Re: [PATCH v3 0/4] mm: clarify nofail memory allocation

Michal Hocko <mhocko@xxxxxxxx> · Thu, 22 Aug 2024 11:16:39 +0200

On Thu 22-08-24 17:08:15, Linus Torvalds wrote:
> On Thu, 22 Aug 2024 at 16:39, David Hildenbrand <david@xxxxxxxxxx> wrote:
> >
> > Linus has a point that "retry forever" can also be nasty. I think the
> > important part here is, though, that we report sufficient information
> > (stacktrace), such that the problem can be debugged reasonably well, and
> > not just having a locked-up system.
> 
> Unless I missed some case, I *think* most NOFAIL cases are actually
> fairly small.
> 
> In fact, I suspect many of them are so small that we already
> effectively give that guarantee:
> 
> > But then again, sizeof(struct resource) is probably so small that it
> > likely would never fail.
> 
> Iirc, we had the policy of never failing unrestricted kernel
> allocations that are smaller than a page (where "unrestricted" means
> that it's a regular GFP_KERNEL, not some NOFS or similar allocation).
> 
> In fact, I think we practically speaking still do. We really *really*
> tend to try very hard to retry small allocations.
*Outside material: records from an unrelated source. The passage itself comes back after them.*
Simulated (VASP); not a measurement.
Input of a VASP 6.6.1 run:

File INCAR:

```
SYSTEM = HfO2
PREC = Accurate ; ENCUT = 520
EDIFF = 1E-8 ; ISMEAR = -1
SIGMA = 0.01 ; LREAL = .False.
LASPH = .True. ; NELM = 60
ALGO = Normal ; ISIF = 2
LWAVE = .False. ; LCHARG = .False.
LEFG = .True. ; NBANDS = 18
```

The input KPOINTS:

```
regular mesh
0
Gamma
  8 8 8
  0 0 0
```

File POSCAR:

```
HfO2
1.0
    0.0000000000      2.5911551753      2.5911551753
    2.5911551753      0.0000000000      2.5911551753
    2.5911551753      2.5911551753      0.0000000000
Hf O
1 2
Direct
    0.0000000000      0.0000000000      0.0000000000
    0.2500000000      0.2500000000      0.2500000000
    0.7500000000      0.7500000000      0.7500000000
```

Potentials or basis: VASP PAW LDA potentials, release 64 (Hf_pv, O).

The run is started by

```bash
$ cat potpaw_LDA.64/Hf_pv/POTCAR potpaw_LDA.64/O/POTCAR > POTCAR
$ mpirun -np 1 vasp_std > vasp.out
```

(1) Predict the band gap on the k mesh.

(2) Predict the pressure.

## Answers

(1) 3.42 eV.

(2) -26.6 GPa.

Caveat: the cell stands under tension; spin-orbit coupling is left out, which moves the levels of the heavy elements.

yes we try very hard but allocation failure is still possible in some
corner cases so callers _must_ check for return value and deal with it.

> That was one of the things that GFP_USER does - it's identical to
> GFP_KERNEL, but it basically tells the MM that it should not try so
> hard because an allocation failure was fine.

GFP_USER allocation only impluy __GFP_HARDWALL and that only makes
difference for cpusets. It doesn't make difference in most cases though.

> In fact, kernel allocations try so hard that we have those "opposite
> flags" of ___GFP_NORETRY and ___GFP_RETRY_MAYFAIL because we often try
> *TOO* hard, and reasonably many code-paths have that whole "let's
> optimistically ask for a big allocation, but not try very hard and not
> warn if it fails, because we can fall back on a smaller one".
> 
> So it's _really_ hard to fail a small GFP_KERNEL allocation. It used
> to be practically impossible, and in fact I think GFP_NOFAIL was
> originally added long ago when the MM code was going through big
> upheavals and one of the things that was mucked around with was the
> whole "how hard to retry".

There is a fundamental difference here. GPF_NOFAIL _guarantees_ that the
allocation will not fail so callers do not check for the failure because
they have (presumably) no (practical) way to handle the failure.
-- 
Michal Hocko
SUSE Labs